Product Discovery
Research, workshops, user testing, and discovery methodology — turning ambiguous business needs into clear, actionable design direction.
The Challenge
Business teams often arrive with a clear vision of what they want built — but struggle to define the underlying requirements or articulate the user journeys that the product needs to support. Without a shared framework, design and development teams move in different directions, resulting in products that miss the mark for real users.
The discovery process needed to bridge this gap: transforming rough business intent into structured, evidence-backed design direction that every stakeholder could align on.
The Solution
We established a repeatable discovery practice across all EY Assurance product teams — combining facilitated workshops, user research, and collaborative synthesis to build a shared understanding of user needs before a single screen was designed.
By working alongside product owners and business analysts from the earliest stages, the discovery process ensures that the right problems are being solved — not just the ones that are easiest to articulate.
Discovery Methodology
Every discovery engagement follows a structured arc — from alignment and immersion through synthesis and activation — giving teams a clear path from ambiguous problem to actionable design strategy.
- Stakeholder alignment workshops Aligning business goals, user needs, and technical constraints in a single session
- User interviews & contextual inquiry Going where users work to understand real behaviors, workarounds, and pain points
- Journey mapping Visualizing the full end-to-end user experience to reveal gaps and opportunities
- Persona development Creating behavioral archetypes that ground design decisions in real user data
- Usability testing Validating concepts early and often with real users before committing to development
Research in Practice
Discovery work is not a one-time gate — it's embedded throughout the product lifecycle. At EY, we run lightweight discovery sprints at each major milestone: before feature definition, after prototype validation, and when new user signals emerge from production.

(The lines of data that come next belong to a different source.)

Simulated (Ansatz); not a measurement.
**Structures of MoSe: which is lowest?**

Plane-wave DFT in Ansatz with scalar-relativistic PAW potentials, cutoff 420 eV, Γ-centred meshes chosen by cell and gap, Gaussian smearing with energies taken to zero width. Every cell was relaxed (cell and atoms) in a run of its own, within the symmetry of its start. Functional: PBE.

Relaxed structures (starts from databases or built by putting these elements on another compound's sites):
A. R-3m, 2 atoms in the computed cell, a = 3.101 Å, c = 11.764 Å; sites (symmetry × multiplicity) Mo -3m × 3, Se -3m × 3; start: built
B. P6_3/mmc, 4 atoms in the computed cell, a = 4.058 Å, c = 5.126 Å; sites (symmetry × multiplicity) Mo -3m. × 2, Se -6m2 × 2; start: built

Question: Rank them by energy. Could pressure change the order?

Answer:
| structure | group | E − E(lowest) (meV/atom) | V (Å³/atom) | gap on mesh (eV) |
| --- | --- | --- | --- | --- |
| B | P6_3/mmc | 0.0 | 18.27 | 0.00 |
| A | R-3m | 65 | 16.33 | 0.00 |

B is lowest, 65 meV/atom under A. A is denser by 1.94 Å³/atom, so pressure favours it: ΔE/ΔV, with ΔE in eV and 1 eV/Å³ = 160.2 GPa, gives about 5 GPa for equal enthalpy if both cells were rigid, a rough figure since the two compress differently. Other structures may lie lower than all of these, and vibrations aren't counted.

This continuous approach keeps design grounded in user reality and gives product teams the confidence to make informed trade-off decisions at every stage of development.
"Pratt and I worked together for several years on EY's global audit platform - EY Canvas. During this time, Pratt served as a leader within our team as well as on the broader EY Canvas project. He instituted processes that improved the coordination between XD, Product, and Engineering. As a result, we were able to spend more time on concept development and ideation, leading to more thoughtful solutions for end users (auditors and clients)."